Rather than a documentary on the state of Ainu people and the challenges of maintaining an enduring culture amidst the colonial backdrop that has defined their life and attempts to suppress it for centuries, AINU PURI is far more anthropological in its approach.
We get context to the state of Ainu aboriginal people in modern Japan through an opening blurb - these native people of Hokkaido were colonized centuries ago and have been trapped between border disputes for Japan and Russia, attempts to assimilate their identity and suppress their culture, alongside discrimination for expressing their Ainu customs, for centuries - but to call this a historical discussion on the state of Ainu life in Japan would be inaccurate. As the blurb fades away, we enter the early morning pre-sunrise, and go fishing.
It’s mundane, ordinary. Shige, a father and Ainu man from Shiranuka, Hokkaido, goes fishing with his son, Motoki. They pray to the gods in hope of good fortune, and thankfully catches a salmon that they take home to eat with the rest of their family, the mother and their baby, that evening. They apologize to the fish for the pain of capturing it before beating it to ensure it is dead, as a way to thank them for their sustenance. Before they eat, they pray once more.
This documentary is not a lecture on Ainu history, the colonialism that threatened to wipe them out, the discrimination faced in Japanese society and an education system that sought to wipe out their language and customs. It’s not that such a discussion is unimportant or is ignored here, or even that a conversation on Ainu culture in conflict with modern Japan is unnecessary. Just this year, one of the larger live-action movie releases of the year, an adaptation of the popular manga Golden Kamuy, faced controversy from some Ainu people and activists for failing to cast Ainu people in such roles, as has been the case throughout the industry for decades. The film did employ some Ainu people to craft the costumes, however.
These are important discussions, but AINU PURI takes a different approach.
This film, the second by director Takeshi Fukunaga to focus on Ainu people following 2021’s AINU MOSIR and comes after the director’s experience working on the 2022 film Mountain Woman while leading episodes on both Tokyo Vice and Shogun, is more about the communities and people who keep this culture alive than the difficult history that even its subjects at times struggle to discuss.
We exist as a fly on the wall buzzing between two different worlds: the traditional customs of the Ainu, and the Japan that at times is unsure how to discuss and embrace these customs and lives now it’s stopped trying to actively suppress it (but not discriminating against it). In one scene, Shige will perform Ainu rituals with two other Ainu from their small town, Ryutaru and Satoru, and in another they’re working or finding ways to actively commercialize the practices that were once taboo in a way of uplift a group still lacking in wealth in modern Japan.

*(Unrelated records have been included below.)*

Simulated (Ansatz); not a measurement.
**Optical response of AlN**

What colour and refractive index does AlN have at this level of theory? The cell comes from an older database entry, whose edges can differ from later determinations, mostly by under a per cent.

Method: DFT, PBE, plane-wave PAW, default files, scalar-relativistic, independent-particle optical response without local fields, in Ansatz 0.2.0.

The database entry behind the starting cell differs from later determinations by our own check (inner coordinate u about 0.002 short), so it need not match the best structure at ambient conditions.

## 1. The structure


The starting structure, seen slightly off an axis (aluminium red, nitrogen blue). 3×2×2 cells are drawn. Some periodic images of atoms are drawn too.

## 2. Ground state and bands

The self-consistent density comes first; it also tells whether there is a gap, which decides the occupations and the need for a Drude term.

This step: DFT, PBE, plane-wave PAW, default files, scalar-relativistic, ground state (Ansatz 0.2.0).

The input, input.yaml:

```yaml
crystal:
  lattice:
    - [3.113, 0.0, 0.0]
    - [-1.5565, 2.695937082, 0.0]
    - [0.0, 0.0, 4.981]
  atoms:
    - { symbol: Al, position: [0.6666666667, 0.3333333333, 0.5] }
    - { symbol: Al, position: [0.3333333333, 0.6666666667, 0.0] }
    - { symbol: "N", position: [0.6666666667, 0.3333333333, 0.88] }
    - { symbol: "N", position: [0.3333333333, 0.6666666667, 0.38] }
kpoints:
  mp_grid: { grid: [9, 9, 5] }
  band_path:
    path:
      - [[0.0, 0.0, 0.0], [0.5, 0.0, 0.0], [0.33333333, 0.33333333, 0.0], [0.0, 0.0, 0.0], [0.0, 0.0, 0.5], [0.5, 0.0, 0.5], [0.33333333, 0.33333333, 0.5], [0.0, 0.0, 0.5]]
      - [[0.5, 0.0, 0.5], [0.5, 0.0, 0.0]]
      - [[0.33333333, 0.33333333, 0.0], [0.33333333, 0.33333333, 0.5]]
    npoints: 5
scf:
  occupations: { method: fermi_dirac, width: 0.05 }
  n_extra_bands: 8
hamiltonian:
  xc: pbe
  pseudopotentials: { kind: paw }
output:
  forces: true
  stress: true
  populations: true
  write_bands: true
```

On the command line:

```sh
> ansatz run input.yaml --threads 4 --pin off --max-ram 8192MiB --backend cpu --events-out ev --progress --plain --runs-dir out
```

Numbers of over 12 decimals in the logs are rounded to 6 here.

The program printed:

The suppression and histories that brought us here are discussed, but they’re never the focus. Shige and others in the older generations of Ainu talk about how they were forced to suppress anything that outwardly expressed their Ainu identity, and some would be ostracized for expressing it in school. Ainu people and history were erased, even if that is somewhat changing within schools in the region (the director has admitted that while they’re not Ainu themselves their desire to tell stories like in AINU MOSIR and this documentary comes from knowing Ainu people in his school days and wanting to learn and showcase this more, importantly including Ainu people in those conversations when this is an otherwise rarity).
Japan has historically cracked down on these customs to the point few exist in modern Japan. It’s estimated only 11450 remain in modern Japan, a number that’s halved since 2006 and has been on decline for decades due to their practices being suppressed alongside the practicalities of urbanization and an aging population. The result is that many, including Shige in this documentary, are losing touch with things like their own language. Though Shige is attempting to learn it further and uses the language in prayer, he will even say to the gods that he must revert to Japanese due to his inability to fully express himself in the language.
All before considering the backdrop that modern Ainu representation and existence is still defined less by self-determination and instead by the political institutions forced upon them and the economies of a country that continues to exoticize and ogle without true respect. As AINU MOSIR showed, many face a forced reality of selling their culture to avoid poverty, watering down its intent and assimilating into a capitalist modern society that in the same breath as it feigns a gawking intrigue will deny them representation in stories that discuss their heritage.
These are topics that get brought up in interviews with particularly older Ainu people like Shige and his parents and others within the community. But more than that, and perhaps more welcoming as it allows us to see a side of Ainu life beyond this, our focus is instead on the customs and life and families that continue to exist. The most touching scenes are those where we see Shige teaching his son what he has learned in his own repatriation, or how the entire community comes together to organize some of the dances and ceremonies the people have participated in for centuries.
It puts a face beyond the exoticism often tinging these discussions. We’re simply a part of this group. It’s a delicate balance that Fukunaga has earned the trust to express, capturing the lives of people he spoke to during the production of AINU MOSIR. As we weave between the mature discussions of what it takes to preserve Ainu life in a modern Japan where the colonial history makes modern Ainu culture impossible to untangle from Japanese influence, this is a documentary that succeeds because it’s not trying to solve all of this in the span of 80 minutes.
This is a movie to appreciate the beauty of the Hokkaido landscape and the people who have always been here, captured beautiful by Fukunaga’s small crew and through Erik Shirai’s cinematographic eye for detail and wonder. These people are shown not fighting but thriving, experiencing joy. It could be argued such an approach lacks substance when we spend significant time watching people learn a dance for a ceremony or organize bringing people together than learning the stories behind it, but I found it just as important, understanding much about the importance of these traditions and what they mean.
Most of all, I felt like I knew these people. For many Japanese audiences, even as laws are passed to mixed results to address long-rooted discriminations, don’t know Ainu people, and don’t care when controversies like that of Ainu representation mentioned earlier are discussed. By the end, as we return to the intimacy of father and son that opened the film, they’re a familiar face. It’s warm. We know them now. That’s important. That’s good.